Alumni-Turned-Coaches To Make A Difference
Champions For Sports
“Home” is where the heart is. And for coaches, Mylene Ong Chui Bin from the Swimming Academy, Geraldine Ng Jie Hui from Netball Academy, Tay Hui Wen from the Bowling Academy and Rafiuddin Sawal from the Track and Field Academy, this statement stands true. Their roots at the Singapore Sports School runs much deeper as it is a place they called their “home” for many years as a teenage student-athlete. Each of them have created their own success story, but they credit the school’s athlete-friendly set-up, and their teachers and coaches for being instrumental in their sport and personal growth.
Familiar with the many emotions that student-athletes experience; the burning desire to be a sportsman; the excitement of the new experience; the anxiety of being away from family; the fatigue from balancing training and studying; and the many ups and downs that is part of an athlete’s learning journey; these student-athletes turned into coaches to make a difference in the lives of aspiring athletes.
When swimming coach Mylene Ong first walked into Singapore Sports School, she was a teenager with an ambition not be a professional swimmer. It was 2004 then, and Sports School had just opened its doors to its first intake. She was extremely excited at the promise of a new experience in a new environment, where she could work towards her dream of becoming a better swimmer, and perhaps, represent Singapore on an international stage one day. And she did. Mylene has been part of several record-breakers and the highlight of her swimming career was her participation at the London 2012 Olympic Games. She graduated from Sports School after completing the through-train programme in Diploma in Sport Management and Exercise Science hosted with Auckland University of Technology.
Mylene knows that many student-athletes will experience the myriad of emotions she felt as a student-athlete. She shared, “I can relate to the students as I was a student-athlete in the school myself. It allows me to understand them better, and share some advice with them as well. What I enjoy most is that I can freely share my experience as swimmer with the kids I work with. Also, to be able to share same passion as them, there is so much to talk and learn at the same time!” Mylene knew from the onset of her career that she wanted to be a coach in the school. She jumped on the opportunity as soon as there was a job opening, and has been coaching in the school for the past three years.
Tay Hui Wen, Assistant Coach from the Bowling Academy, shares similar sentiments. Coaching at the Sports School is her first full-time job since graduating from University. At Sports School, she completed the through-train Diploma in Sports and Leisure Management by Republic Polytechnic. Her favourite part of the job is interacting with student-athletes. “Having gone through a similar pathway, I can understand their needs and wants. Hearing some of their stories and complaints, reminds me of myself at that age. With this job, I gain the best of both worlds – creating an impact in the lives of young athletes, and gaining bowling knowledge and learning about coaching from experienced coaches and opportunities to travel with student-athletes for competitions.”

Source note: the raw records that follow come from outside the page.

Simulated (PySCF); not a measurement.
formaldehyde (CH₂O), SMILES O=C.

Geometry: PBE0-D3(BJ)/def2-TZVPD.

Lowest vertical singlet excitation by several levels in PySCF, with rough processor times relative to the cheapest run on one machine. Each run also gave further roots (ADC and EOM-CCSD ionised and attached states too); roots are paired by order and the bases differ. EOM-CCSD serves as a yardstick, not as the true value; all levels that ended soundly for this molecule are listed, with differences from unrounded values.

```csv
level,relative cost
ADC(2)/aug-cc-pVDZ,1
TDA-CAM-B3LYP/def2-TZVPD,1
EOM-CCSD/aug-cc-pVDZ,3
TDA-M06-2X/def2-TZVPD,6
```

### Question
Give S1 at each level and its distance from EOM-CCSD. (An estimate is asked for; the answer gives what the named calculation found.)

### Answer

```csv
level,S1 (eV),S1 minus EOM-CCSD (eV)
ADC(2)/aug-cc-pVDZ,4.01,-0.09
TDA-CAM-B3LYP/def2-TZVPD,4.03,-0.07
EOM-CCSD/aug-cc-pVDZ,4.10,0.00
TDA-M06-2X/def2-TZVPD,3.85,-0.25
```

Rafiuddin Sawal’s connection and bond with the school is even stronger. He met his teenage sweetheart at Sports School, whom he later married. Both of them were from the Track and Field Academy. He said: “I always appreciated the mentors in my life and I knew that I wanted to be that in some capacity. Combining that with my love for sport, I decided to coach as a career path. I enjoy the challenge in developing future sports stars and helping them be the best they can be as a person and as a student-athlete.”
For netball coach Geraldine Ng, gratitude towards the school is what brought her back. She said, “I have always been grateful for what the school has given me as a student-athlete. Sports School was the place I grew up, and went through all my ups and downs with the guidance of my teachers and coaches. Coming back is my way of giving back and paying it forward.”
To see a living example of a success story from the Sports School on a daily basis is an inspiration and motivation to many student-athletes. More than that, the role they play as a coach, friend, mentor and confidante, and their dedication to give back by developing a new breed of athletes in the school that made them who they are, is admirable. They are just four of the many full-time and part-time coaches who have returned to do their part to nurture future sportsmen and sportswomen. Their stories can spark many other success stories.
We would like to express our deepest appreciation to all coaches and teachers who are doing their best to reinvent the way they teach and reach out to student-athletes during Home-Based Learning and Training. Thank you, for being a champion for our champions!